Fair values of financial assets and financial liabilities
€ million
Fair value
2025
€ million
Fair value
2024
€ million
Carrying amount
2025
€ million
Carrying amount
2024
Financial assets
Cash and cash equivalents
3,941
6,136
3,941
6,136
Financial assets at amortised cost
909
1,262
909
1,262
Financial assets at fair value through other comprehensive income
2,216
600
2,216
600
Financial assets at fair value through profit or loss
  Derivatives
190
217
190
217
  Other
871
822
871
822
8,127
9,037
8,127
9,037
Financial liabilities
Bank loans and overdrafts
(233)
(521)
(233)
(521)
Bonds and other loans
(25,655)
(28,037)
(26,038)
(28,648)
Lease liabilities
(1,326)
(1,486)
(1,326)
(1,486)
Derivatives
(452)
(594)
(452)
(594)
Other financial liabilities
(229)
(804)
(229)
(804)
(27,895)
(31,442)
(28,278)
(32,053)
The fair value of financial assets and financial liabilities (excluding listed bonds) is considered to be the same as the carrying amount for 2025 and 2024. The fair
value of trade receivables and payables is considered to be equal to the carrying amount of these items due to their short-term nature.
Fair value hierarchy
The fair values shown in notes 15C and 17A have been classified into three categories depending on the inputs used in the valuation technique.
The categories used are as follows:
Level 1: quoted prices for identical instruments;
Level 2: directly or indirectly observable market inputs, other than Level 1 inputs; and
Level 3: inputs which are not based on observable market data.
18. FINANCIAL INSTRUMENTS FAIR VALUE RISK continued
For assets and liabilities which are carried at fair value, the classification of fair value calculations by category is summarised below:
Notes
€ million
Level 1
2025
€ million
Level 1
2024
€ million
Level 2
2025
€ million
Level 2
2024
€ million
Level 3
2025
€ million
Level 3
2024
€ million
Total fair
value
2025
€ million
Total fair
value
2024
Assets at fair value
Financial assets at fair value
through other comprehensive
income
17A
1,663
10
4
4
549
586
2,216
600
Financial assets at fair value
through profit or loss:
    Derivatives(a)
16C
210
420
210
420
    Other
17A
530
445
341
377
871
822
Liabilities at fair value
  Derivatives(b)
16C
(503)
(650)
(503)
(650)
  Contingent consideration
14
(46)
(1)
(46)
(1)
(a)Includes €20 million (2024: €203 million) derivatives, reported within trade receivables, that hedge trading activities.
(b)Includes €(51) million (2024: €(56) million) derivatives, reported within trade payables, that hedge trading activities.
There were no significant changes in classification of fair value of financial assets and financial liabilities since 31 December 2024. There were also no significant
movements between the fair value levels since 31 December 2024.
The impact in 2025 income statement due to Level 3 instruments is a loss of €(46) million (2024: loss of €(58) million).

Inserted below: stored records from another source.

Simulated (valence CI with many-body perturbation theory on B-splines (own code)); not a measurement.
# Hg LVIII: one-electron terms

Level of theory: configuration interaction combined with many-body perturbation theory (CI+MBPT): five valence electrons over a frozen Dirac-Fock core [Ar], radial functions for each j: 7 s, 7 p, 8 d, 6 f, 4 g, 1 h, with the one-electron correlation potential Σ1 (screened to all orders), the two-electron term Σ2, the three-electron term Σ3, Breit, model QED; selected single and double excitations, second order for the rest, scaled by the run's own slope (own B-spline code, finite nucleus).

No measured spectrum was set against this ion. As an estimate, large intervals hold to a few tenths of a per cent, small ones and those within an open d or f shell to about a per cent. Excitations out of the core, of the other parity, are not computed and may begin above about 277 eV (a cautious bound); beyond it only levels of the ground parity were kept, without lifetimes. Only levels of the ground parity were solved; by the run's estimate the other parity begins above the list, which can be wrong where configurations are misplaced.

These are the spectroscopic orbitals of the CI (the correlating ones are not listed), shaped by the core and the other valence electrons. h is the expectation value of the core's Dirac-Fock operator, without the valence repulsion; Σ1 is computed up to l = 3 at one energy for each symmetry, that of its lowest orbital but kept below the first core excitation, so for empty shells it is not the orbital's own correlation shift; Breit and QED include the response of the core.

Reconciliation of Level 3 fair value measurements of financial assets and financial liabilities is given below:
Reconciliation of movements in Level 3 valuations
€ million
2025
€ million
2024
1 January
962
684
Gains/(losses) recognised in income statement
(46)
(58)
Gains/(losses) recognised in other comprehensive income
(22)
67
Purchases and new issues
30
135
Sales and settlements
(80)
134
31 December
844
962
SIGNIFICANT UNOBSERVABLE INPUTS USED IN LEVEL 3 FAIR VALUES
Assets valued using Level 3 techniques include €630 million (2024: €658 million) relating to a number of unlisted investments within Unilever Ventures companies,
none of which are individually material; €155 million (2024: €172 million) of long-term cash receivables under life insurance policies and
€16 million (2024: €27 million) for option to acquire non-controlling interest. Valuation techniques used are specific to each asset and liability, a change in one or more
of the inputs to reasonably possible alternative assumptions would not change the value significantly for all assets and liabilities.
Calculation of fair values
The fair values of the financial assets and liabilities are defined as the price that would be received to sell an asset or paid to transfer a liability in an orderly
transaction between market participants at the measurement date. Methods and assumptions used to estimate the fair values are consistent with those used in the
year ended 31 December 2024.
Assets and liabilities carried at fair value
The fair values of quoted investments falling into Level 1 are based on current bid prices.
The fair values of unquoted financial assets at fair value through other comprehensive income and at fair value through profit or loss are based on recent trades in
liquid markets, observable market rates, discounted cash flow analysis and statistical modelling techniques such as the Monte Carlo simulation. If all significant
inputs required to fair value an instrument are observable, the instrument is included in Level 2. If one or more of the significant inputs is not based on observable
market data, the instrument is included in Level 3.
Derivatives are valued using valuation techniques with market observable inputs. The models incorporate various inputs including the credit quality of
counterparties, foreign exchange spot and forward rates, interest rate curves and forward rate curves of the underlying commodities.
For listed securities where the market is not liquid, and for unlisted securities, valuation techniques are used. These include the use of recent arm’s length
transactions, reference to other instruments that are substantially the same and discounted cash flow calculations.
Other financial assets and liabilities (fair values for disclosure purposes only)
Cash and cash equivalents, trade and other current receivables, bank loans and overdrafts, trade payables and other current liabilities have fair values that
approximate to their carrying amounts due to their short-term nature.
The fair values of listed bonds are based on their market value.
Non-listed bonds, other loans, bank loans and non-current receivables and payables are based on the net present value of the anticipated future cash flows
associated with these instruments using rates currently available for debt on similar terms, credit risk and remaining maturities.
Policies and processes used in relation to the calculation of Level 3 fair values
Assets valued using Level 3 valuation techniques are primarily made up of long-term cash receivables and unlisted investments. Valuation techniques used are specific to the
circumstances involved. Unlisted investments include €630 million (2024: €658 million) of investments within Unilever Ventures companies.